Charles Trainor JR. /Miami Herald
William Potash paddles a canoe with friends through flooded streets in Davie in 2017.

A new United Nations climate reportreleased in Monaco this week paints another grim picture for the planet and Florida.

Seas are not only rising, but accelerating and worsening flood threats.

The diversity and abundance of ocean life is declining and marine heat waves are multiplying with the increase in ocean temperatures. More carbon soaked up by oceans is deepening acidification.

Even if carbon is reduced to limit some global warming, lead author Michael Oppenheimer told reporters Thursday that Key West, Miami and Jacksonville could see 100-year flood events occurring every year in three decades.

“Even under those low scenarios, by 2050 many cities and other locations around the world are going to be getting their historic hundred year high water level every year,” said Oppenheimer, a geoscientist at Princeton University. “Let me repeat that: historic hundred year events in terms of flooding will occur annually.”

Oppenheimer warned that it’s likely too late to alter changes baked into the atmosphere through 2050. But scaling back emissions could slow the pace.

Credit Emily Michot/Miami Herald
Emily Michot/Miami Herald
Flooding in Miami Beach threatened homes in 2017.

The report is the latest in a series periodically issued by the UN’s International Panel on Climate Change to update threats and projections for impacts like rising seas and melting ice. About 100 scientists helped compile the information and warned that the accelerating pace of changes is alarming.

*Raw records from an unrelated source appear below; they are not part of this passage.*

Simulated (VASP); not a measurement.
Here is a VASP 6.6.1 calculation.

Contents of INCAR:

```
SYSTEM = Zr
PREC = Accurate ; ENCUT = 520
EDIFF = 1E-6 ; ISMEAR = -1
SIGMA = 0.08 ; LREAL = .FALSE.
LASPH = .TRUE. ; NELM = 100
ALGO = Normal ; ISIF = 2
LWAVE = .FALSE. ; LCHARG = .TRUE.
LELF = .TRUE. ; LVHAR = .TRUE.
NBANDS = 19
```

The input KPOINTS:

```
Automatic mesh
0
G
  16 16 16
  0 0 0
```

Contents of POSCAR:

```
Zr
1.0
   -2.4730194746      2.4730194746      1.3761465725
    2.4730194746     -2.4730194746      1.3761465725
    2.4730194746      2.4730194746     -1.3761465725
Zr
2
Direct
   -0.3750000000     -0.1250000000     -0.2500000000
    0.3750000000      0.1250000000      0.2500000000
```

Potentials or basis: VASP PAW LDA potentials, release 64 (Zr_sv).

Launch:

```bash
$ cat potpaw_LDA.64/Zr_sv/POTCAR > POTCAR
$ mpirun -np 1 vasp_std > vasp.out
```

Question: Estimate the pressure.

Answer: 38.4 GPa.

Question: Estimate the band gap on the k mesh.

“Sea level rise is now about twice as fast as it was over the past century. And it's projected to just keep rising through 2100 at an accelerating pace if we remain on a business as usual emissions trajectory,” Oppenheimer said.

Since 1970, the report says oceans have absorbed 90 percent of the planet’s excess carbon. That’s caused warming temperatures to double since 1993, which helps push up sea levels along with melting ice sheets.

Protective measures like flood walls take time, so governments need to begin work now, Oppenheimer warned.

“The important thing to realize is if we’re worried about this for 2050, you have to start now because a lot of these measures, particularly because hard protection — anything that involves concrete and steel — cannot be done overnight," he said. "The same thing with moving people in a politically acceptable way; getting them to volunteer to move essentially, out of harm’s way.”

Earlier this month, the U.S. Army Corps of Engineers released an early look at plans for cities and neighborhoods around Biscayne Bay that would include flood walls and flood gates, increasing natural barriers like reefs, and elevating buildings. Corps officials say they will also consider buying out property owners. A final plan is expected by September 2021.

Besides flooding, the ocean conditions are also worsening. This is the first time IPCC scientists have documented the number and duration of marine heat waves. That’s causing fish to move, which could make them more vulnerable and affect fisheries globally and in Florida.

“Like the report says, we have begun to document species distribution changes,” said Neil Hammerschlag, a shark researcher at the University of Miami’s Rosenstiel School of Marine and Atmospheric Science.

Fish rely on their surroundings to regulate their temperature, he said. If they move to cooler water, they may leave behind ranges best suited for finding food, hiding from predators and reproducing.

“They’ve got to find a match between the optimal temperatures for their own internal functioning and physiology, but also make sure that overlaps with places that are good habitat,” Hammerschlag said.

Since 1950, the report says many species, including birds and mammals, have shifted their ranges in response to warming temperatures, loss of sea ice and changes in ocean chemistry like oxygen loss. Some have benefited: albatross have been able to take advantage of increasing winds to widen hunting grounds. But others, like snakes and sea turtles, are suffering: reducing hatchling sizes or, in the case of turtles, influencing the sex of offspring. Scientists have already linked the movement of Atlantic cod and salmon in the Pacific to warming waters.

They warn a poleward shift of fish to cooler water will likely decrease the richness of the ocean.

Other changes noted by the report include:

  • The ocean is taking up twice as much heat as it did before 1993. If no changes are made, by 2100, the ocean could be five to seven times warmer.
  • Rising ocean temperatures have caused surface waters to become less dense compared to deeper waters. That’s limited the movement of surface and deeper water, which can help cool temperatures.
  • The upper levels of the ocean are losing oxygen. Scientists say it’s likely between 0.5 and more than 3 percent have been lost between 1970 and 2010. By 2031 to 2050, up to 80 percent of the ocean could be affected by this oxygen loss.
  • The movement of fish is leading to more feeding on reefs and seagrass meadows, which are also being threatened by rising temperatures. A May reportfrom the U.S. Geological Survey put the value of flood protection from reefs between Fort Lauderdale and Miami during severe storms at $1.6 billion.
  • Warming water and other changes could decrease the amount of life in the ocean by as much as 15 percent by 2080 compared to 1986 to 2005.